A detailed prologue describes TR's assumption of power and journey to Washington, with the assassinated President McKinley riding behind him like a ghost of the nineteenth century. (Trains rumble throughout this irresistibly moving narrative, as TR crosses and recrosses the nation.) Traveling south through a succession of haunting landscapes, TR encounters harbingers of all the major issues of the new century — Imperialism, Industrialism, Conservation, Immigration, Labor, Race — plus the overall challenge that intimidated McKinley: how to harness America's new power as the world's richest nation.
Theodore Rex (the title is taken from a quip by Henry James) tells the story of the following seven and a half years — years in which TR entertains, infuriates, amuses, strong-arms, and seduces the body politic into a state of almost total subservience to his will. It is not always a pretty story: one of the revelations here is that TR was hated and feared by a substantial minority of his fellow citizens. Wall Street, the white South, Western lumber barons, even his own Republican leadership in Congress strive to harness his steadily increasing power.
Within weeks of arrival in Washington, TR causes a nationwide sensation by becoming the first President to invite a black man to dinner in the White House. Next, he launches his famous prosecution of the Northern Securities Company, and follows up with landmark antitrust legislation. He liberates Cuba, determines the route of the Panama Canal, mediates the great Anthracite Strike, and resolves the Venezuela Crisis of 1902-1903 with such masterful secrecy that the world at large is unaware how near the United States and Germany have come to war.
During an epic national tour in the spring of 1903, TR's conservation philosophy (his single greatest gift to posterity) comes into full flower. He also bestows on countless Americans the richness of a personality without parallel-evangelical and passionate, yet lusty and funny; adroitly political, winningly natural, intellectually overwhelming. The most famous father of his time, he is adored by his six children (although beautiful, willful "Princess" Alice rebelled against him) and accepted as an honorary member of the White House Gang of seditious small boys.

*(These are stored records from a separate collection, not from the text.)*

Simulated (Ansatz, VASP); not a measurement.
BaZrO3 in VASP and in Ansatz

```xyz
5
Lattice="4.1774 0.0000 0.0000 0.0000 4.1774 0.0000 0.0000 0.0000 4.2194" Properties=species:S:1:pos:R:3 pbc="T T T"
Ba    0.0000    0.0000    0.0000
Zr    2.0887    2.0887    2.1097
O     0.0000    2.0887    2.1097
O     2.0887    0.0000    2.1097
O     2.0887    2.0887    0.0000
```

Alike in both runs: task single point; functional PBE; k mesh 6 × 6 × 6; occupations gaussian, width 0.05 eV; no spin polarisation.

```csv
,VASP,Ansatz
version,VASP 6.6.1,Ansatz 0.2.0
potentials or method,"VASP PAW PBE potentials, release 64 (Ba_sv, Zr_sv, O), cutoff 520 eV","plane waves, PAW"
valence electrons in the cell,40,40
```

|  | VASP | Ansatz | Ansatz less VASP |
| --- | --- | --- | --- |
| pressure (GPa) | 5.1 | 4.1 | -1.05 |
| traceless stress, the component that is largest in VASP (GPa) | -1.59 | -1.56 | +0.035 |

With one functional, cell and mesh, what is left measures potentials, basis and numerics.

Theodore Rex, full of cinematic detail, moves with the exhilarating pace of a novel, yet it rides on a granite base of scholarship. TR's own voice is constantly heard, as the President was a gifted letter writer and raconteur. Also heard are the many witticisms, sometimes mocking, yet always affectionate, of such Roosevelt intimates as Henry Adams, John Hay, and Elihu Root. ("Theodore is never sober," said Adams, "only he is drunk with himself and not with rum.")
TR's speed of thought and action, and his total command of all aspects of presidential leadership, from bureaucratic subterfuge to manipulation of the press, make him all but invincible in 1904, when he wins a second term by a historic landslide. Surprisingly, this victory transforms him from a patrician conservative to a progressive, responsible between 1905 and 1908 for a raft of enlightened legislation, including the Pure Food and Employer Liability acts. Even more surprising, to critics who have caricatured TR as a swinger of the Big Stick, is his emergence as a diplomat. He wins the Nobel Peace Prize for bringing about an end to the Russo-Japanese War in 1905.
Interspersed with many stories of Rooseveltian triumphs are some bitter episodes — notably a devastating lynching — that remind us of America's deep prejudices and fears. Theodore Rex does not attempt to justify TR's notorious action following the Brownsville Incident of 1906 — his worst mistake as President — but neither does this resolutely honest biography indulge in the easy wisdom of hindsight. It is written throughout in real time, reflecting the world as TR saw it. By the final chapter, as the great "Teddy" prepares to quit the White House in 1909, it will be a hard-hearted reader who does not share the sentiment of Henry Adams: "The old house will seem dull and sad when my Theodore has gone."
"Roosevelt is a biographer's dream, an epic character not out of place in an adventure novel." The Christian Science Monitor
"A shining portrait of a presciently modern political genius maneuvering in a gilded age of wealth, optimism, excess and American global ascension." San Francisco Chronicle
"Morris excels at placing TR in the context of his time, showing how he outmaneuvered powerful but ossified opponents from the Gilded Age and trumped isolationists by averting war, in the process winning the first Nobel Peace Prize." Library Journal
"[Morris] writes with a breezy verve that makes the pages fly, and that perfectly suits his subject....A combination of diffidence and enthusiasm allows him to write of our past — which looks like our future — with energy and clarity." Richard Brookhiser, New York Times Book Review
About the Author
Edmund Morris was born and educated in Kenya and went to college in South Africa. He worked as an advertising copywriter in London before immigrating to the United States in 1968. His biography The Rise of Theodore Roosevelt won the Pulitzer Prize and American Book Award in 1980. After spending several years as President Reagans authorized biographer, he published the national bestseller Dutch: A Memoir of Ronald Reagan in 1999. He has written extensively on travel and the arts for such publications as The New Yorker, The New York Times, and Harpers Magazine. Edmund Morris lives in New York and Washington with his wife and fellow biographer, Sylvia Jukes Morris.